New Delhi: Twenty five years gone, Rs. 250 crore spent, two extradition cases lost in international arena, no “legally sustainable” evidence in hand. Underlining these, a Delhi court on Friday exonerated Italian businessman Ottavio Quattrocchi from penal charges in the 1986 Bofors payoff case and approved a CBI application seeking withdrawal of his prosecution.
Reached for comments in Italy, Quattrocchi told The Indian Express: "I am relaxing. God bless."
While delivering the verdict, Chief Metropolitan Magistrate Vinod Yadav recited Sahir Ludhianvi: "Woh afsana jise anjaam tak lana na ho mumkin, use ek khoobsurat more dekar chhorna hi achha (It's better to end a story on a good note in case it cannot be brought to a logical end)."
"The very question which stares us at our faces is whether it is justified for the Government of India to continue to spend on the extradition of Q, which may or may not ultimately happen during his lifetime. Can we allow this hard earned money of aam aadmi of India to be spent on these type of proceedings, which are not going to do any good to them, after almost 25 years of the so-called arms deal. The answer would be a big No," CMM Yadav said in his 73-page judgment.
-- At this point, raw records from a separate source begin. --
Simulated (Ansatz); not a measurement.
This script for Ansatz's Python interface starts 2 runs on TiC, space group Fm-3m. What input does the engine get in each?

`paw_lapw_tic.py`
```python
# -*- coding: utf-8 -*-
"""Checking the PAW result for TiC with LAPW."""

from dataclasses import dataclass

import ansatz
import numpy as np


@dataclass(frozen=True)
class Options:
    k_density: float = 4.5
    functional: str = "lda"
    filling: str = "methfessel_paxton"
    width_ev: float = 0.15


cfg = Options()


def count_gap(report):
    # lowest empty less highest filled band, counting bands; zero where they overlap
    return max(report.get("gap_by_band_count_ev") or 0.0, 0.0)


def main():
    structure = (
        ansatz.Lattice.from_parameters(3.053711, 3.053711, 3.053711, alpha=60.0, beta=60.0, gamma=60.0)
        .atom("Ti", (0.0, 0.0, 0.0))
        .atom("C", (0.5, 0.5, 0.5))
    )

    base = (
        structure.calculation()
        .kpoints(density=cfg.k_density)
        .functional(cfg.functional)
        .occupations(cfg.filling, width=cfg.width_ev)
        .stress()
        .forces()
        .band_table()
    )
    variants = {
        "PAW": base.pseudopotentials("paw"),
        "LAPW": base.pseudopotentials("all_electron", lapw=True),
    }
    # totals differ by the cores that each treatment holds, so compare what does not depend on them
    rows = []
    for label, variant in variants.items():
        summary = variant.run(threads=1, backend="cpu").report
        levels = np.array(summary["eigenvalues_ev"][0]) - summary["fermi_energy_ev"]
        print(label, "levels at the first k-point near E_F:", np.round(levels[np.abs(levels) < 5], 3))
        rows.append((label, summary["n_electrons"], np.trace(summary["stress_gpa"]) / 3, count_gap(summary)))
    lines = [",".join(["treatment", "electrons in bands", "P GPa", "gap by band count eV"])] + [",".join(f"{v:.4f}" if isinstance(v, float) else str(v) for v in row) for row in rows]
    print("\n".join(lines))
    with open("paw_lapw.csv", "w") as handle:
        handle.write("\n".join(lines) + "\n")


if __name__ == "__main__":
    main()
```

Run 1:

Adjudicating the CBI's plea on the triple test of good faith, bonafide and public interest, he said it was clear in the last 21 years when the prosecution against Quattrocchi was on that "despite spending through its nose for about these years, the CBI has not been able to put forward legally sustainable evidence with regard to conspiracy in the (Bofors payoff) matter."
While the allegation pertained to a kickback amounting to Rs. 64 crore, the CBI, by 2005, had already spent around Rs. 250 crore on the case "which is sheer wastage of public money," Yadav said.
The court accepted the contention of Additional Solicitor General P P Malhotra regarding the two failed attempts to get Quattrocchi extradited that these would act as an adverse precedent for any more attempts by the Government of India.
The CMM noted that while the El Dorado court in Argentina had described the extradition proceedings as for "political reasons," the court in Malaysia had discussed, besides legalities, the merits of the case while dismissing the CBI's petitions.
"A joint reading of the judgments of both the countries would reveal that on facts of case, both countries expressed that offence of conspiracy and cheating was not made out against Q, as the terms of the agreement between the Government of India and M/s AB Bofors did not prohibit induction of foreign agents in the contract and in any case, if there was violation of any term of contract, that only leads to civil consequences and not penal consequences," the CMM said, adding that extradition requests were not entertained on sound reasoning.
Referring to a Delhi High Court judgment that had ordered quashing of a related FIR in the case, the court noted that all other accused persons, besides Quattrocchi, had either died or the proceedings against them, including those against M/s AB Bofors, had been quashed.
"Therefore, the decision of the learned Special Prosecutor of CBI, seeking withdrawal of prosecution against Q on the face of it appears to be bonafide and in the larger public interest. Accordingly, the learned Special Prosecutor of CBI is allowed to withdraw prosecution against Q. Consequently, Q stands discharged from this case," CMM Yadav ruled.